Peel, iPhone TV Remote & Content Discovery

Dave Zatz —  March 28, 2011

Over the last year or so, we’ve come a long way from those initial, unsightly and simplistic iPhone IR remote control dongles. And Peel ($100) represents the next generation of virtual remote. In fact, it’s potentially a contender to replace your Harmony.

The Peel solution consists of an attractive iPhone app, a small orb-like thingy (“fruit”) that you’d place on a coffee- or end-table, and a wireless transmitter (“cable”) that connects directly one’s router. The Peel fruit and cable communicate via the ZigBee spec, as opposed to garden-variety 80211 WiFi, so the fruit may get up to 6 months of power from the included C battery. But the networking is transparent as setup is a breeze – connectivity is automatically configured with next to no intervention. Sync and go.

Configuring Peel to control the devices in your AV cabinet is also fairly efficient. It may not offer the same level of complex interactions as found with Harmony, but it also doesn’t require endless tweaking from a computer. Peel’s iPhone app quickly walks you through the process of registering your components. I had a loaner unit controlling my Panasonic plasma and FiOS DVR in just a minute or so from the couch. A minute later, I had my Roku added to the mix with the television inputs correctly mated to their respective set-tops.

The Peel app provides the appropriate virtual controls for whatever device or activity you’re using via tapping, sliding, and swiping. It’s fairly intuitive and very attractive. However, Peel emphasizes content discovery over traditional channel surfing… and therefore does away with the traditional numeric keypad. A mistake Sezmi also made. Sometimes, I just want to quickly tap out a channel. I sent an inquiry to Peel Support (through the iPhone app!) who mentioned there have been a few similar requests and it’s on their roadmap for a future release.

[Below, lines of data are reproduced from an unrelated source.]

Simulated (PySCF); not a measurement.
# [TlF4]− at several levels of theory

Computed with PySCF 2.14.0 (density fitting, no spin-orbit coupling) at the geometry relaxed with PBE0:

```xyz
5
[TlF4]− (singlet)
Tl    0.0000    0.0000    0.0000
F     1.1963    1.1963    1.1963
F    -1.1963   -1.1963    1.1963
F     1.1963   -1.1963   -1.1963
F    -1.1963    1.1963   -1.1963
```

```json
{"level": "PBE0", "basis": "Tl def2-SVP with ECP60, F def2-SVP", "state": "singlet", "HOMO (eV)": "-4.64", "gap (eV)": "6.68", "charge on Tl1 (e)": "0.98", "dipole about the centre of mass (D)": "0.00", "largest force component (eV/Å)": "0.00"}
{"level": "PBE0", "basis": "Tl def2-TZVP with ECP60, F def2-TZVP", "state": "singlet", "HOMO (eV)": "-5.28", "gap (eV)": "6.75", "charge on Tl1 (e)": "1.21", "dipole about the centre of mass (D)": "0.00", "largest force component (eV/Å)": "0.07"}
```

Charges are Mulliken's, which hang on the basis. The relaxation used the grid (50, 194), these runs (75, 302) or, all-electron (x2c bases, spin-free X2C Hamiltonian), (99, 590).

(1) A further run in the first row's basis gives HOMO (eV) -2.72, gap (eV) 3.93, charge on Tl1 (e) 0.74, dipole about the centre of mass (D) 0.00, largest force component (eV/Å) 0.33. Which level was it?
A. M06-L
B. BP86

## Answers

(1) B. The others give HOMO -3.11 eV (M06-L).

As with the virtual remote app elements, Peel’s content discovery presentation is very attractive. More importantly, via the initial setup or later revisions, you prioritize genres (and HD channels only!) so Peel has an idea of what to suggest – based on your channel lineup. Further, you can quickly swipe through genres to see what’s on in other categories. While you can adjust broadcast time, this sort of approach may most benefit folks without a plan. Like me. I’m obviously a DVR owner and have several Season Passes configured but, more often than not these days, I find myself browsing current and upcoming programming. In fact, my favorite feature of all of these sorts of apps is Verizon FiOS TV’s What’s Hot — my neighbors often do the hard work for me in identifying decent shows. On that social note, like every modern service, Peel allows you to share what you’re watching via Twitter or Facebook. But the current incarnation is pretty limited, only displaying the show title and linking to

I’d prefer that Peel didn’t require the separate networking cable and the UI flow could be tightened up, but overall I quite like the Peel experience. It exhibits far more sophistication and polish than most first generation products. And I’m not alone in my assessment. Rakesh Agrawal, a Peel customer after reading Walt Mossberg’s review and who you may know as the President of SnapStream, agrees:

The remote control problem is such a hard one and old one, it’s pretty cool to see someone come up with a different, innovative and simple solution.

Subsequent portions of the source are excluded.